E.A. Johnston vividly describes the spiritual condition and dangers of backsliding, urging believers to repent and return to wholehearted devotion to God.
In this topical sermon, E.A. Johnston addresses the painful reality of backsliding within the Christian life. He paints a vivid picture of the backslider's spiritual condition, highlighting the loss of love for God, the embrace of sin, and the resulting misery and danger. Johnston warns of the grave consequences of unrepentant sin and calls believers to genuine repentance and restoration. This message serves as a solemn reminder of the importance of maintaining a fervent and obedient walk with Christ.
Full Transcript
I want to take some time today, friends, to address a sore subject with many in the churches today. My topic today is the backslider. I know in my own life when I have been in a backslidden condition.
I was both useless to God and miserable with myself. The most miserable person in the world is a backslider. For nothing will bring him true satisfaction or fulfillment.
Here now is a backslider described. Sin has been welcomed. Sin has been regular.
Sin has been enjoyed. Sin has lost its shame. And sin has been looked for and longingly and lovingly embraced and is dear to the heart.
The taste for spiritual things is gone. Real spiritual truth is disliked and true preaching is not endured. Rather, it is hated and avoided.
Prayer becomes merely self-centered and selfish for one's own pleasure, advancement and gain. The intimacy with Christ is lost. Love of Christ has diminished.
Conviction of the Holy Spirit is quenched because of sin. This way, a backslider can sin with reckless abandon and enjoy his sin and even delight in it, whereas in former times the believer delighted in his God and lived for things of eternal worth. Proverbs 14.14 declares this about the backslider.
The backslider in heart shall be filled with his own ways. So a backslider is full of himself and full of the world. His own self-gratification comes first and is foremost in his life.
But a backslider is a miserable person to live with, often in a foul mood and critical of others and possessing an unforgiving spirit and a spirit of hatred and bitterness toward others. The Bible becomes merely a tool to the backslider to encourage him in sin by continually resorting to 1 John 1.9 as relief from judgment to continue in sin. And although the Word of God is true in that if we confess our sins, he is faithful and just to forgive us our sins, the backslider has no intention to part with his most beloved sin by true repentance.

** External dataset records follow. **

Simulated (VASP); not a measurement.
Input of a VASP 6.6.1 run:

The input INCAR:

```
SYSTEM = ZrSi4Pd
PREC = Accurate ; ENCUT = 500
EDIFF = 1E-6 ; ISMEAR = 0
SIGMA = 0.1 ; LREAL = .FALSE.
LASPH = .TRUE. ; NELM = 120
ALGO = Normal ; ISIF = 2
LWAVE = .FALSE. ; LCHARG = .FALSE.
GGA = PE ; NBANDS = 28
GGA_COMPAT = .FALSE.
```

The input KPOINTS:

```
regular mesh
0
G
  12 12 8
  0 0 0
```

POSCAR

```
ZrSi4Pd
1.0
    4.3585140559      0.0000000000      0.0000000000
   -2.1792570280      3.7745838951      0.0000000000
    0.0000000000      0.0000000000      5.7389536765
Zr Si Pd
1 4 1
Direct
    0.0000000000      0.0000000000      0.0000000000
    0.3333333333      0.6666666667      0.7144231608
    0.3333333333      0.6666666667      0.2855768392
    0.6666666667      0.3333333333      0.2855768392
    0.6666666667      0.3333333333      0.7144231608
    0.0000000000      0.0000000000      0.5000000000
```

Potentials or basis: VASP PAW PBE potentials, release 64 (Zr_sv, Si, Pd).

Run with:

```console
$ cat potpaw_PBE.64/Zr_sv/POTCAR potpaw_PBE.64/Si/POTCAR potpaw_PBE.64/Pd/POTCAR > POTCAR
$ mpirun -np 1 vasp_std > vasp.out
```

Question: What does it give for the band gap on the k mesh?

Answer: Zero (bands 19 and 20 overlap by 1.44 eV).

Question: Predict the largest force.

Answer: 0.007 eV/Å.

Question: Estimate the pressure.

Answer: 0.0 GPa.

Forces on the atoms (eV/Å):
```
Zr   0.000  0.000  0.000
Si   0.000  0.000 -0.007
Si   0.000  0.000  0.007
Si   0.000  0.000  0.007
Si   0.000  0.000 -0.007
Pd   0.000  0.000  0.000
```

So the last part of that verse does not apply to him and to cleanse us from all unrighteousness. A backslider is more concerned with pleasing himself rather than pleasing God. A backslider will begin to hate the people of God and avoid their company.
A backslider knows nothing about his danger and is totally unaware of the great and grave danger of being removed by sudden death and thrust into eternity to face the Lord Jesus Christ while standing knee deep in the ashes of a wasted life. A church, a denomination, and a nation can be so far away from the heart of a holy God and in a state of spiritual stupidity that the only thing which will awaken and alarm them to their great danger is a sudden manifestation of God's convicting presence in revival, whether it's personal or corporate or national. Apart from this, a backslider walks on slippery places, ready to fall at any moment, 2 Peter 2.20 warns.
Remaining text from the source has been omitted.